Anybody up for a challenge?

[f1.redbaron]

Most of us are either engineering students or have a degree in engineering, so solving a simple grade 12 math question shouldn't pose a problem. Yeah, right

Solve it, and send it for a chance to win 500 Pounds.

http://news.bbc.co.uk/2/hi/uk_news/educ ... tm#chinese

[Tom]

I can do the English ones easily:
i, 5m
ii, 6m^2
iii, 36.87degrees

I'm definetly going to show my math teacher the Chinese one, its all just vectors I think and its probably not as hard as it looks.

[joseff]

Tom is correct: doing everything with vectors is the easiest.
without vectors you could do i & ii easily though:

i) By definition of a square prism, ABCD is orthogonal to AA'C'C and therefore BD is perpendicular to A'C. QED.

ii) Consider ABCD: given AD=2, DC=2*(3^0.5) AD perpendicular to DC, therefore by Pythagoras' Theorem AC=4.
AC perpendicular to BD therefore AC * DE = AD * DC
DE = 3^.5
Consider the rectangle AA'C'C, which is orthogonal to both A'BD and BC'D and therefore the angle between both planes is the angle between A'E and EC'
By Pythagoras' Theorem:
A'E = 2, EC' = 2*(3^0.5) and therefore A'EC' is a right angle.
The angle between A'BD and BC'D is 90deg.

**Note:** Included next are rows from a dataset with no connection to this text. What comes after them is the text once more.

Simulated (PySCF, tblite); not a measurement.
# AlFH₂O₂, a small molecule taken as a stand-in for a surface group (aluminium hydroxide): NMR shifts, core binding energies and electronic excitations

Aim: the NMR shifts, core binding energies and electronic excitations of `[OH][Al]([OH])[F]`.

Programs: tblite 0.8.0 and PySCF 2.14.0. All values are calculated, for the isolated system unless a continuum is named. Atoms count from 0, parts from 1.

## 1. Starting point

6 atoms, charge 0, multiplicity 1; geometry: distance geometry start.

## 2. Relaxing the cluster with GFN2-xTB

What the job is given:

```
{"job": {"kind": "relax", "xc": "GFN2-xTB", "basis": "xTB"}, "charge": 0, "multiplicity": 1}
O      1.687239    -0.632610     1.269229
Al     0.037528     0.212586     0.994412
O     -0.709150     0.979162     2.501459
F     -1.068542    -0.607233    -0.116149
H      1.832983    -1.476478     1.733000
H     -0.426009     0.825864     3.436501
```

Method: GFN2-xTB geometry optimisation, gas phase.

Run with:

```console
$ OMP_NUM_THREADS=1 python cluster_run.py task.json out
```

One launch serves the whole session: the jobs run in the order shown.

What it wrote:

iii) we'll have to do this vector-style.
Frame of reference:
i // EC, j // EB, k // AA'
therefore the vectors: AD = (i -3^0.5j 0) and BC' (3i -3^0.5j 3^0.5k)
let the containing angle = a, therefore:
cos a = (AD.BC') / (|AD| * |BC'|)
cos a = 6 / (2 * 15^0.5)
a = arc cos (6 / (2 * 15^0.5))

And at this point I'm just too lazy to run the number through the calculator

Edited to insert i, j, k

[Saribro]

I can do the English ones easily:
iii, 36.87degrees

And you started out so well :p.
They asked for tan(theta) in fractional form, aka 3/4, not the angle itself :).

In any case, that English test is beyond silly, the Chinese test seems a similar level to what we got as entrance exam for engineering.

[wazojugs]

I can do the English ones easily:
i, 5m
ii, 6m^2
iii, 36.87degrees

I'm definetly going to show my math teacher the Chinese one, its all just vectors I think and its probably not as hard as it looks.

Did part 3 have to given as a fraction? if so is it 3/5 giving 0.6 then the inv sine of that gives 36.86 degrees.

Angle (^) = (5/sin 90) x (3/sin ^)
cross multiplying gives 3 x sin 90/ 5 therefore 3 x 1/5 or 3/5 = 0.6

[Tom]

You're completely right, I'm using the technical studies way, of course in maths it would most likely be expressed as a surd or radian. This is something i have to work on for my exams, reading the question properly, in truth I just looked at the first 3 words and thought 'bah, this is too easy.'

I was using the calaulator from the start menu so its probably completely wrong anyway.

[wazojugs]

tom, always read the question. i used to sit and read the whole exam paper questions to get the brain going and then start. if you go in straight away you can miss read the question. best thing i was told.

[wazojugs]

looking back at the amount of math exams i have done it worries me that it took a while for the brain to kick in doing these

[f1.redbaron]

I can do the English ones easily:
i, 5m
ii, 6m^2
iii, 36.87degrees

I'm definetly going to show my math teacher the Chinese one, its all just vectors I think and its probably not as hard as it looks.

Did part 3 have to given as a fraction? if so is it 3/5 giving 0.6 then the inv sine of that gives 36.86 degrees.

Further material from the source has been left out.